A recent decision of the Ontario Superior Court of Justice, MacFarlane v. Canadian Universities Reciprocal Insurance Exchange, 2019 ONSC 4631, answered the question of whether a university’s insurer had a duty to defend a professor accused of defaming a former colleague in relation to statements about unproven allegations of sexual misconduct. The decision turned on whether the professor accused of certain defamatory acts was acting on behalf of the university at the time of the alleged acts, and thus falling under the definition of an “Additional Insured” as defined by the policy. This decision was also a good reminder that a duty to defend can be easily triggered by pleadings as it is a much broader duty than an insurer’s duty to indemnify.
Professor C was terminated from the University of Windsor. The termination was subject to a Non-Disclosure Agreement between Professor C and the University. Following the termination, Dr. M, who was employed at the University, made various allegedly defamatory statements against Professor C, including to Professor C’s new employer, warning them that Professor C was a sexual predator. Those defamatory statements related to unproven allegations of sexual misconduct/harassment involving students at the University of Windsor. Professor C brought a defamation action against Dr. M. Dr. M sought coverage under the University’s liability policy.
The University’s insurer, Canadian Universities Reciprocal Insurance Exchange (“CURIE”), provided liability coverage to employees of the University facing defamation claims, but CURIE denied coverage to Dr. M on the basis that Dr. M was not an insured under the policy as defined and thus CURIE did not have any duty to defend or indemnify Dr. M.
The Key Coverage Issues
The first issue before the court was whether Dr. M was acting within her employment capacity when she made the defamatory statements and, specifically, whether she was acting in her capacity as a professor employed by the University of Windsor and making the statements on the University’s behalf. If so, then Dr. M was an “Additional Insured” under the CURIE policy and entitled to coverage. Also at issue was whether the pleadings triggered CURIE’s duty to defend Dr. M if she fell under the definition of “Additional Insured”.
The Court’s Analysis
In considering whether Dr. M had acted in her employment capacity, the Court noted that in making the defamatory statements, Dr. M identified herself as a Professor of Law at Windsor Law, used her University of Windsor email address, and made the defamatory statements to Professor C’s current employers about his employment and conduct towards students while he was at the University of Windsor. The court found that Dr. M made those defamatory statements when she was acting in her capacity as a professor at the institution from which Professor C’s employment had been terminated.
The Court dismissed CURIE’s argument that the Non-Disclosure Agreement foreclosed the possibility that Dr. M was acting in her employment capacity. Surprisingly, the Court held that acting within one’s scope of employment does not require that the act be authorized by the employer:
…A university is not an institution with a single voice or a single set of interests…While the University of Windsor may have an official position…that does not mean that others within the institution no longer speak on its behalf just because they have a different view…

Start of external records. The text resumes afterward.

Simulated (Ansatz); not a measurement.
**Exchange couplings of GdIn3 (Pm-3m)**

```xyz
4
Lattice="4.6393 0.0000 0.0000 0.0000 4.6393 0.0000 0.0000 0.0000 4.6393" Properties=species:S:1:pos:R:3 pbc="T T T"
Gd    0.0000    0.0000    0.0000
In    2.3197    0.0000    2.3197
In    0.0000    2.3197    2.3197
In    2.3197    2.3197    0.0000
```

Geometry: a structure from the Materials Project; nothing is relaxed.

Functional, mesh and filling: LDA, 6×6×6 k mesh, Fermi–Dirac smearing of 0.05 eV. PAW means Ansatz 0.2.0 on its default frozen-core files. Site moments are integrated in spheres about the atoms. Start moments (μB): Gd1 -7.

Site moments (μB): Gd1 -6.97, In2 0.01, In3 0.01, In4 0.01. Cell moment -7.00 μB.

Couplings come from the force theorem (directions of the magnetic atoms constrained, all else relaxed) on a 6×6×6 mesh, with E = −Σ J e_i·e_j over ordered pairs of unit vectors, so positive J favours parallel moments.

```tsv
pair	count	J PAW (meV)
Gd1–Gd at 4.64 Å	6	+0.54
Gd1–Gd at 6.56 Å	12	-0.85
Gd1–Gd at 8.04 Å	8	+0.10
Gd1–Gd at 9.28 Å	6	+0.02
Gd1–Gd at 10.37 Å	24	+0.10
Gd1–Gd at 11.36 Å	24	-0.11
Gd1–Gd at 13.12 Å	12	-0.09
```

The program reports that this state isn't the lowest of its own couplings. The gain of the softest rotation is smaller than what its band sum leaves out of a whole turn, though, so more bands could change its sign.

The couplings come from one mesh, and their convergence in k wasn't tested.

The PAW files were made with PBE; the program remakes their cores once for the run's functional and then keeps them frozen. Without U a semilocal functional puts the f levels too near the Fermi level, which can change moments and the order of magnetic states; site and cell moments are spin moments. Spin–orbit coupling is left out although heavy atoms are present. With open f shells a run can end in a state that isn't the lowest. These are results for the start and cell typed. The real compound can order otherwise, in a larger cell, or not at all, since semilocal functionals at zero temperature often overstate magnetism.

 “Acting on behalf of” does not require that the specific act be authorized, instructed, permitted or approved by the University of Windsor…
 …the fact that [the University of Windsor] signed an NDA…and may have an interest in upholding that agreement…does not mean the University…does not have an interest in protecting itself against claims by students at other universities to whom it may be found to have owed a legal and moral duty.
After determining that Dr. M was an “Additional Insured” because she was acting in her employment capacity at the University, the court went on to find that the duty to defend had been triggered by the pleadings. The threshold to trigger a duty to defend is low: the insured must prove that, assuming the facts plead in the originating lawsuit are true, there is a “mere possibility” that the claim falls within coverage, giving the “widest latitude” to the plaintiff’s originating pleadings (Bacon v. McBride, 1984, I.L.R. para. 1-1776, Co-operators General Insurance Company v. Kane, 2017 BCSC 1720 at para 20). In this case, the pleadings satisfied this well established test. The court concluded there was at least a mere possibility that the claims asserted in the defamation action against Dr. M could result in coverage. Consequently, CURIE had a duty to defend Dr. M in the defamation action.
This decision provides a good summary of the law on what it means to be “acting in the scope of employment”, and the law applicable to an insurer’s duty to defend an insured.
This decision is another example of how courts in Canada tend to find in favour of coverage, particularly when there is room for factual interpretation. Arguably, in this case, there were facts to support that Dr. M was acting on her own accord based on personal motivation. However, this court chose to focus on facts which ultimately led to a finding that Dr. M was acting within her scope of employment.